Data Warehousing

Overview

Teaching: 45 min
Exercises: 15 min
Questions
  • What is a datawarehouse?

  • How can I leverage relational databases for reporting and BI?

  • How can I use python to populate a datawarehouse for Tableau?

Objectives
  • Model real world situations with a schema

  • Identify facts and dimensions within a datawarehouse.

We saw in the previous lesson that a database can be used to store structured, tabular data. The collection of tables, their structures and constraints is sometimes referred to as a database schema.

What is a Data Warehouse?

Design Overview: Facts and Dimensions

A datawarehouse is made up of two types of tables. Facts represent a single measurement. A measurement is simply a value without a context. In datawarehousing, these are referred to as “Facts”.

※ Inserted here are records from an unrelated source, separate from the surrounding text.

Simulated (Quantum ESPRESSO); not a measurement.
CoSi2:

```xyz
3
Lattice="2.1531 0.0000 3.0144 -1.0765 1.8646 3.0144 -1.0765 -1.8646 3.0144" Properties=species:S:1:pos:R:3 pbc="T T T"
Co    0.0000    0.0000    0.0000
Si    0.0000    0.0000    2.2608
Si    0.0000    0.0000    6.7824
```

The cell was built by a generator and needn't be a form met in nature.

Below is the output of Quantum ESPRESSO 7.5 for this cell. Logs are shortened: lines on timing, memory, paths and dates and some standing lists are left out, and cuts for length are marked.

*Facts* refer to individual measurements without a context.
*Dimensions* refer to pieces of context that give meaning to a *Fact*.

ETL : Extract Transform Load

Extract Transform Load refers to the process of taking many sources of data, and loading them to a common database. A single ETL Process will take a source and load it into one or more targets.

Data Integration and Aggregation

After loading data, it may be important to derive or aggregate additional results. This is known as data integration.

Reporting and BI

Tools such as BI are meant to read data from a datawarehouse and create visualization.

Creating an ETL Process

Break out gapminder dataset into two tables: GDP by year, and a country/continent table.

Key Points

  • Data warehouses are designed to facilitate reporting.

  • Business intelligence tools are built to use data warehouse.

  • A data warehouse is built by an ETL process, and a data integration process.